Many baking ingredients call for mixing wet and dry ingredients. For the experienced baker, it’s a no-brainer. But if you are starting out, you might get confused by some ingredients that are not as clear-cut. For example, sugar.
Is sugar a wet ingredient? What makes sugar a wet ingredient? What does it do? We’re here to answer the questions that have been on your mind. So, let’s get into it!
Technically, no. Sugar is solid, and it is neither damp nor moist. However, when baking using the “muffin method,” sugar is mixed as a wet ingredient along with other wet ingredients. Even though it is technically dry.
Sugar is considered a wet ingredient in baking because, in many recipes, sugar is mixed along with wet ingredients. There are different reasons why a recipe could call for this. We’ll let you in on a few of these reasons.
First off, it is easy for sugar to dissolve in a fluid or liquid without reacting to it. We can’t say the same about other dry ingredients. By mixing sugar and other wet ingredients, you can be sure that they will be evenly distributed in the batter.

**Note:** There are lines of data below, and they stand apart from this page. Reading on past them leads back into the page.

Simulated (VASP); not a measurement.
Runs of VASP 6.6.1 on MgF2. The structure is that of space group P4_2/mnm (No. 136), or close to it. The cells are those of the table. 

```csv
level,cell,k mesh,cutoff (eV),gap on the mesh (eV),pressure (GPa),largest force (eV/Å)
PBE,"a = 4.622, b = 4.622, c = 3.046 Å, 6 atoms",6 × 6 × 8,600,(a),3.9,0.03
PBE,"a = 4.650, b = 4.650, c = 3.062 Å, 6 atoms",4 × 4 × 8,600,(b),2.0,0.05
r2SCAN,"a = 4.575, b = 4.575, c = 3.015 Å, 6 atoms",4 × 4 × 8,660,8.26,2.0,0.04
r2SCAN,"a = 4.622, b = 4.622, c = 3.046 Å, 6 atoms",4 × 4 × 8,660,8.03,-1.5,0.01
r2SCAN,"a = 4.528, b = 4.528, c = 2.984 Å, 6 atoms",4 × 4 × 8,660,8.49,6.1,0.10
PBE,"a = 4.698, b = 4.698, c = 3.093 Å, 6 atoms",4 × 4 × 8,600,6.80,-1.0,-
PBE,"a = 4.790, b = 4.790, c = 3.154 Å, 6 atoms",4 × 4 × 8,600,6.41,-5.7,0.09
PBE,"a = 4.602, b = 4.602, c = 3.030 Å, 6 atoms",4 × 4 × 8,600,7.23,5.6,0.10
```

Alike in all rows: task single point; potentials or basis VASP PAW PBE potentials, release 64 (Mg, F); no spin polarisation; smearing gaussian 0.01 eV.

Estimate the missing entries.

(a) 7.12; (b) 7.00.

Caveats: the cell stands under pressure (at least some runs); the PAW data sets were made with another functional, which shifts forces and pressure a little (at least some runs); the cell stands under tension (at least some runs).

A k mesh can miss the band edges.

Secondly, creaming sugar with butter serves a specific purpose in some cake recipes. For one, it can create small air pockets that make it easier for the cake to rise.
What are dry ingredients in baking?
Dry ingredients in baking are those ingredients that don’t contain any fluids or moisture. They include flour, sugar, cocoa powder, baking powder, baking soda, yeast, salt, spices, etc. Although sugar is technically a dry ingredient, it is often mixed with wet ingredients to ensure even distribution.
Generally, you mix the dry ingredients first when baking. However, most (if not all) recipes will instruct that you sieve the dry ingredients together first, then set them aside. Next, you would mix the wet ingredients. Then, add the wet ingredients to the dry ingredients and combine both.
What is it called when you mix dry and wet ingredients separately when baking?
We referenced the “muffin method” earlier, and this is what it means. It is a mixing process where you mix the dry and wet ingredients separately first before you combine them when baking.
You can separate wet and dry ingredients by mixing each in a separate bowl before combining. You often combine by adding the wet mix to the dry mixture.
It’s pretty simple, really. Alternating wet and dry ingredients makes the mixing process a lot easier and saves you a lot of time. It also ensures that all the wet ingredients are thoroughly absorbed and gets you a smooth and even batter in no time!
There are many dry ingredients. Basically, any ingredient that does not contain fluids, water, or moisture is dry. Common dry ingredients are flour, salt, yeast, baking powder, baking soda, cocoa powder, etc.
The first thing that comes to anyone’s mind when asked about the purpose of sugar in baking is that it is used as a sweetener. However, sugar is much more than that. While it certainly enhances the flavor and taste of baked goods, sugar does much more than that.
Sugar is sometimes used to enhance the color of your treat. Most browned treats like banana bread, for example, have their color due to caramelization. This can’t happen without sugar. Sugar also plays an essential role in preserving your treats. Because it is hygroscopic, sugar helps to slow down water action in foods and give them a longer shelf life. It also maintains their color and keeps your treats from becoming stale or brittle.
Apart from making your cake sweet, there is much more afoot when you add sugar to your recipe. Any addition or reduction could impact how the cake turns out. Here are some other things sugar does in a cake.
It keeps your cake and icing from drying out too quickly, leaving the cake soft and moist. Also, it helps the cake to maintain its structure and shape. If the cake is too tender, it could fall apart and lose its shape. However, if it is too strong, it will keep its form but will not be much fun to eat. This is a significant reason why it is best to stick to the amount of sugar a recipe calls for. Adding much more or much less could severely affect the outcome of your cake.
When wet, sugar becomes sticky due to a chemical process called hydrogen bonding. This means that the hydrogen in sugar bonds with the hydrogen in water, leading to a sticky, sugary solution.
You can dry sugar if it gets wet in three ways. One way is to leave it out in the open to dry out. This sometimes works but might not be of much help if the air in the room is humid. Also, leaving sugar out in the open tends to attract a lot of ants in some areas. So, we do not recommend this process.
Alternatively, you could lay it out on a tray and put it in an oven with low heat. But, again, make sure the heat is low as you do not want it to caramelize.
The third option is to place it in an airtight jar with a slice of bread. We haven’t personally tested out this method, so we can’t say for sure how it would go. But if you would want to give it a try, make sure to replace the bread at intervals to prevent mold.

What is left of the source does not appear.